A breathtakingly original novel of suspense, this thriller mixes prose and pictures to create a story that burns its way into the brain and brilliantly revitalizes the crime fiction genre.
Nate Rodriguez is a police sketch artist for the NYPD, and his success rate is high, with one out of three of his drawings leading to an arrest. But when he is faced with an unusually talented killer, he realizes that he may have met his match. For this killer is a man very much like himself–a man who sees and thinks in pictures. A killer who leaves drawings at the crime scenes depicting his murders in chilling, gory–and prescient–detail.
As Nate's portraits become more and more accurate images of the madman–the killer finds a way to steal Nate's portraits and then imitate Nate's own hand. The conflicting evidence leads the police to suspect that Nate himself could be the killer and pushes Nate into a frightening cat and mouse chase for his quarry. Life and death, art and artifice have never been so vividly bound together.

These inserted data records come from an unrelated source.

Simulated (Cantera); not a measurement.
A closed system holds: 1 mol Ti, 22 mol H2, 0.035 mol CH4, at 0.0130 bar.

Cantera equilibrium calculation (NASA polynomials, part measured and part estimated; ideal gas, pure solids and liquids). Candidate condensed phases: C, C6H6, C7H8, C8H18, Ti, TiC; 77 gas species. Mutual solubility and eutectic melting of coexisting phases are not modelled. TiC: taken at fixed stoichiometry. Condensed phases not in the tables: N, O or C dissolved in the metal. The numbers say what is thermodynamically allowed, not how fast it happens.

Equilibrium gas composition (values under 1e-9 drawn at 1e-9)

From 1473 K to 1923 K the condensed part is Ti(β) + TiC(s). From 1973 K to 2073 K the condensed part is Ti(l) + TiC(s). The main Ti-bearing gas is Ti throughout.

Jonathan Santlofer pushes the boundaries of the thriller to new heights with this masterful blend of art and suspense. With sequential sketches that alternate throughout the text–first the killer's, then Nate's–Santlofer teases us with irresistible clues and psychological details delivered in a highly original way.
About the Author
Jonathan Santlofer is a highly respected artist whose work has been written about and reviewed in the New York Times, Art in America, Artforum, and Arts and appears in many public, private, and corporate collections such as Chase Manhattan Bank and the Art Institute of Chicago. He serves on the board of Yaddo, one of the oldest artist communities in the country. Santlofer lives and works in New York City. This is his fourth novel.